The single-column special case (n == 1) avoids itemgetter entirely because itemgetter with one argument returns the value directly, not a tuple — which would break the rest of the engine that expects rows to always be tuples. The multi-column path uses list(map(getter, chunk)) instead of a list comprehension — this keeps the tight C-level map() loop for maximum speed.

The pattern repeats
Notice how both FilterNode and ProjectNode follow the same recipe: build the col_map from the child's schema, compile or resolve the expressions once, then loop over chunks. This pattern will repeat for every plan node we build. The compile step happens outside the loop; the hot path inside the loop is as lean as possible.

Lesson 3.3 Batched Execution — Why Not One Row at a Time?

In Module 1, we celebrated the elegance of generators: each plan node yields one row at a time, and data flows through the chain with minimal memory. But there's a cost we swept under the rug. Let's uncover it.

Recall from Module 1 — our generator-based plan nodes
class ScanNode:
    def __init__(self, data: list[tuple]) -> None:
        self.data = data
    def execute(self) -> Iterator[tuple]:
        for row in self.data:
            yield row       # one row per next() call

class FilterNode:
    def __init__(self, child: ScanNode, condition: Callable) -> None:
        self.child = child
        self.condition = condition
    def execute(self) -> Iterator[tuple]:
        for row in self.child.execute():
            if self.condition(row):
                yield row  # one row per next() call

Each yield suspends the generator and returns one row. The parent calls next() to resume it. Elegant — but every yield/next() pair is a Python function call with overhead.

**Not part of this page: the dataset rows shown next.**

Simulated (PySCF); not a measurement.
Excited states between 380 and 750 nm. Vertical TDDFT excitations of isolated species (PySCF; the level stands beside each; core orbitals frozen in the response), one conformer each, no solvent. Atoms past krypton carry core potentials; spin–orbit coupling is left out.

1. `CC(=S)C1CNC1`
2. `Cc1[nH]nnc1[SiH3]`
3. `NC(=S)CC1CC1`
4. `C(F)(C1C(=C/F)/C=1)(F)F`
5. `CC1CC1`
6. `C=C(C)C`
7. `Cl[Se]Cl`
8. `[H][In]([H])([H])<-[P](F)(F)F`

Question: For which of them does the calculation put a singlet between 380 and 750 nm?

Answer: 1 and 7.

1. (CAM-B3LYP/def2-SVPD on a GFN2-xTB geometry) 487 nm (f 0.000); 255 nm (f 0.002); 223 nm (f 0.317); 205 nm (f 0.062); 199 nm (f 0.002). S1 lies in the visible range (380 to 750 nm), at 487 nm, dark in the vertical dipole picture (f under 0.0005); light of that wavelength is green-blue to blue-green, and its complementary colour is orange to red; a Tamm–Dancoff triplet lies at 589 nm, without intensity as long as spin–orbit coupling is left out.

The problem: function call overhead

Every time a Python generator yields a value, there's overhead: the frame object is suspended, the caller resumes, the result is passed across. Every time a function is called, there's overhead: argument packing, the call stack, frame creation. In C or Rust, function call overhead is negligible — a few nanoseconds. In Python, it's significant.

Consider a simple pipeline: ScanNode → FilterNode → ProjectNode. For each row, the execution looks like:

Row-at-a-time execution — hidden cost
# For EVERY ROW in the dataset:
#   1. ProjectNode calls next() on FilterNode     ← overhead
#   2. FilterNode calls next() on ScanNode         ← overhead
#   3. ScanNode yields one row                     ← overhead
#   4. FilterNode calls pred_fn(row)                ← overhead
#   5. FilterNode yields (maybe)                    ← overhead
#   6. ProjectNode calls getter(row)                ← overhead
#   7. ProjectNode yields                           ← overhead
#
# That's ~7 Python function calls per row.
# For 1 million rows: 7 million function calls.
# At ~100ns each: ~0.7 seconds of PURE OVERHEAD.

The actual filtering and projection — the "useful" work — might take only 0.1 seconds. But the overhead of shuttling rows one at a time through the Python generator chain dominates.

The overhead trap
This isn't a hypothetical problem. It's the reason every serious pure-Python data processing library uses some form of batching. If you're moving data through multiple stages in Python, the cost of moving it one piece at a time eventually overwhelms the cost of processing it.

Pause and predict: if each row incurs ~7 Python function calls for overhead, and you have 1 million rows, that's 7 million overhead calls. What if you could process 1,024 rows per generator transition instead of one? How many overhead calls would that be?

The solution: process in batches

The fix is conceptually simple: instead of yielding one row per next() call, yield a list of rows. If we yield 1,024 rows at a time, we cut the number of generator transitions by a factor of 1,024. The overhead per row drops from ~7 function calls to ~7/1024 ≈ 0.007 function calls — essentially free.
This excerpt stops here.